13-05-2025
Is Britain On The Brink Of Civil War?
According to David Betz, Professor of War in the Modern World at King's College London, many of the preconditions for civil war exist in Britain today.
Using academic studies on social cohesion, civil war causation theory and social attitudes surveys, he argues that the following preconditions are in place: elite overreach, factional polarization, a collapse in trust, economic pressures, and the perceived downgrading of the majority population in a previously homogeneous society, are all present in contemporary Britain.
The current dynamics, he continues, point to an emerging conflict between radicalized factions within the Muslim community and an incipient nativist white nationalism. Professor Betz goes on to claim – using the Maoist model that divides insurgencies into three phases – that the nativists are in phase one, the so-called defensive phase in which the group begins to organize, disseminate propaganda and build a conscious community of followers.
Islamists, on the other hand, are in phase two – when violent attacks occur on a semi-regular basis, a military structure is being developed, but they are not yet strong enough to challenge the state's monopoly on violence. (Professor Betz believes that, due to the absence of clear geographic divisions between the antagonists, Britain is unlikely to reach phase three – the offensive phase. This is when the insurgent groups are strong enough to challenge government forces.)
It is an arresting and troubling thesis. It is also convincing.
The preconditions outlined above undeniably exist in modern Britain.
There has been a collapse of public trust in the state, for example. The 41st British Social Attitudes Survey (BSA) report, published on 12 June 2024, concluded 'that people's trust in governments and politicians, and confidence in their systems of government, is as low now as it has ever been over the last 50 years, if not lower'. Indeed, a record high of 45% 'almost never' trust governments of any hue (22 points above the figure recorded in 2020); 58% (another record high) 'almost never' trust politicians to tell the truth when they are in a tight corner, up 19 points on 2020; and a striking 79% of respondents said that the system of governing Britain could be improved 'quite a lot' or a 'great deal', matching a record high recorded during the parliamentary stalemate over Brexit in 2019 and up 18 points on 2020.
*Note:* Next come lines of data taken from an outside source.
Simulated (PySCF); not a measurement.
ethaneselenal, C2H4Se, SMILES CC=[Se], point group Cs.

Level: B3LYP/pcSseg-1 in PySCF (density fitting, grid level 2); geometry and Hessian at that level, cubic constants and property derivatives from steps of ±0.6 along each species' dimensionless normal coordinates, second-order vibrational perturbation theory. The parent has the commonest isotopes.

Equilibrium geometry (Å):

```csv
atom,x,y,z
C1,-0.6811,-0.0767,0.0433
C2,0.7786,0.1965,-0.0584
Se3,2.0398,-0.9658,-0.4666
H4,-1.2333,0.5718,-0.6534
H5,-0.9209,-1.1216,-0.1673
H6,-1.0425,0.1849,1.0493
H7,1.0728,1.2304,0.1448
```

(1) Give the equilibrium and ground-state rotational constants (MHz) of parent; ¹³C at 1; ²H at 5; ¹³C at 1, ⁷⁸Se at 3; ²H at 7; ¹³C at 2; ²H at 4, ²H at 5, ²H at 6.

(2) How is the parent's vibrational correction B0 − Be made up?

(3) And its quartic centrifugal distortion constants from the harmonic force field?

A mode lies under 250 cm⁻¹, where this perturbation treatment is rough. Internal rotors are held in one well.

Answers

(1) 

Professor John Curtice, the Senior Research Fellow at the National Centre for Social Research, the organisation that carried out the BSA survey, says: 'The government… will… need to address the concerns of a public that is as doubtful as it has ever been about the trustworthiness and efficacy of the country's system of government.' As Professors Curtice and Betz warn, public trust in governments of all stripes has collapsed and, with it, trust in the system of government that we have traditionally sacralised and encouraged others to adopt. That this trend, if left unchecked, could potentially shatter an already fragile social contract is a statement of the obvious. Trust in the state unites the disparate groups of a multicultural society, acting as what Professor Betz calls a kind of 'superglue'. Without it, the groups fracture and retreat into silos characterised by mutual suspicion and animosity.